The Guardian • Issue #2051

EDITORIAL

Skilled Immigration: Must do better

  • The Guardian
  • Issue #2051

The idea of skilled migration is deceptively simple. A lot of people in other countries want to live in Australia. We have to sort them out somehow. Why not make sure that the people allowed to move here have skills the country needs?

The reality is complicated. Skilled migration ticks a number of boxes for Australian governments. It keeps business lobbies happy. Business groups donate heavily to both major parties, so keeping them on side is important for the ALP and the Coalition. Business likes skilled immigration. They need skilled workers. They like the competition amongst employees that keeps wages low and keeps employees compliant. Australian business likes the idea of the “reserve army of the unemployed” that Marx described.

Governments also like skilled migrations for political reasons. Under Howard, the skilled migration system allowed the PM to bring in the extra workers businesses demanded, while catering to his party’s prejudice towards the upper middle class. Howard saw business and skilled migrants as so many pro-business Liberal voters, hopefully bringing in the petty-bourgeois values he prized. He could cater to racism by lying about the moral character of refugees, but keep business happy with hungry legal migrants.

Of course there were casualties. All migrants, refugee, skilled, and business migrant alike, suffered from the racism that Howard worked so hard to foster. His party is still at it, with recent lies about Black Australians.

Another casualty was the skilled migrants themselves. Under Howard and the governments that followed him, skilled migration was handled in a slapdash fashion, with thousands of unhappy migrants forced into categories to fit the “points system,” studying subjects that didn’t suit them, and repetitively sitting language tests they didn’t need. Waiting times for visas grew longer and longer, and a lot of our migrants now have stories of friends and relatives who gave up and tried other countries, or just went home poorer.

The other loser from the whole process has been the Australian education system. TAFEs have been starved of funds and forced to compete with a system of dodgy private colleges. More of our brightest Australians wasted time and money on these outfits while the TAFEs that could be the envy of the world withered.

Now we have a Labour government and there has been a review. The review has handed in its findings, and the ALP is going to make changes they hope will make business and unions happy.

For the employer groups, there’s the abolition of the labour-market testing requirement. Business has always hated having to prove that they’ve genuinely tried to find local candidates for positions. Instead, there will be “skills assessments,” hopefully proving that migrants have the skills the industry needs. For unions, there’s the prospect of higher pay thresholds, so that skilled migrant workers don’t undercut Australian workers the way bosses would like.

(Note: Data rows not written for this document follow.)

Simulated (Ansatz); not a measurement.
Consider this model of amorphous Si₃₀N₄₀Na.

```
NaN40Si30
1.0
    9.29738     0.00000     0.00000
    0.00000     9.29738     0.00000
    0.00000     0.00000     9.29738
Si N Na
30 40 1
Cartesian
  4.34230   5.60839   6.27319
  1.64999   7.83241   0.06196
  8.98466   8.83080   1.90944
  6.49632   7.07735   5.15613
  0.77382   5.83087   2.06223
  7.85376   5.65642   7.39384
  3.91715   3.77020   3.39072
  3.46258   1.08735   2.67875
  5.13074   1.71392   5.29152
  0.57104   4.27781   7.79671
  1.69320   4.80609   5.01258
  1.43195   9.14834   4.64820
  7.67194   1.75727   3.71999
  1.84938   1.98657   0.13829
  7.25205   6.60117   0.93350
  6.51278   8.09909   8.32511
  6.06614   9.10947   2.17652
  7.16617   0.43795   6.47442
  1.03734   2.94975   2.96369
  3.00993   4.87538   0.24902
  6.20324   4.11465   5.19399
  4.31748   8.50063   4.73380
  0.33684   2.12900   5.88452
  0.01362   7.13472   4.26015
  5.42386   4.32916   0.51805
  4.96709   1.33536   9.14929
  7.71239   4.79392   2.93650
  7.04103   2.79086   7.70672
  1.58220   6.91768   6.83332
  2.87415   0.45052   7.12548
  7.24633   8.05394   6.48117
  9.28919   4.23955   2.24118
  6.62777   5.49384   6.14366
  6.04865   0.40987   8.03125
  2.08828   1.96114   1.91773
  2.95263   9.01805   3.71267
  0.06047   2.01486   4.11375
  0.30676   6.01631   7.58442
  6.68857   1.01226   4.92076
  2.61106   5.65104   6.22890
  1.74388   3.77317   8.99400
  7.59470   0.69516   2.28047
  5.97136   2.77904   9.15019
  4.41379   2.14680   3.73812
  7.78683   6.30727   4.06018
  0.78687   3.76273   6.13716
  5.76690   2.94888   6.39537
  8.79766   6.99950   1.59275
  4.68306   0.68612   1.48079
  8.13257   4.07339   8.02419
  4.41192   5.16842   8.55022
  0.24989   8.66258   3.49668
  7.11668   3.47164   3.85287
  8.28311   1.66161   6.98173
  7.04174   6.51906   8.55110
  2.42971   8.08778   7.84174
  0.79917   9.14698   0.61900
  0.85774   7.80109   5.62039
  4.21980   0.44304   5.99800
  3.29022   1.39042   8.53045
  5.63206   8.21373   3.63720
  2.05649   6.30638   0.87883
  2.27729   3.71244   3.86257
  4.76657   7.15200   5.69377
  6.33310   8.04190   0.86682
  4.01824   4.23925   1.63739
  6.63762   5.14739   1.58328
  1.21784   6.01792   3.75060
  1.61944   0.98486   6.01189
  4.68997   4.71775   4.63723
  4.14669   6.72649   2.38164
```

Albanese said of immigration that “the system that we inherited was broken.” This is true of a lot of things he inherited from the Abbott-Turnbull-Morrison Coalition governments, but it does not get him off the hook. We need an education system that is fully funded to develop Australian workers to do the jobs that suit them best. We need an immigration system that treats migrants as human beings, not just as a way to save money on wages or education.

The Communist Party of Australia has always supported properly training, and paying Australians wherever they come from rather than turning workers against each other for the bosses benefit. As an internationalist party, we strongly oppose the policy of just leaching workers from other countries. Five thousand New Zealand nurses have registered to practice in Australia since last August.

This country can afford to properly educate young Australians and treat migrants decently. We should reverse the Coalition cuts to education, fund the TAFEs, and pay our aged care workers properly. We can do all that and treat migrants as human beings, not as disposable assets.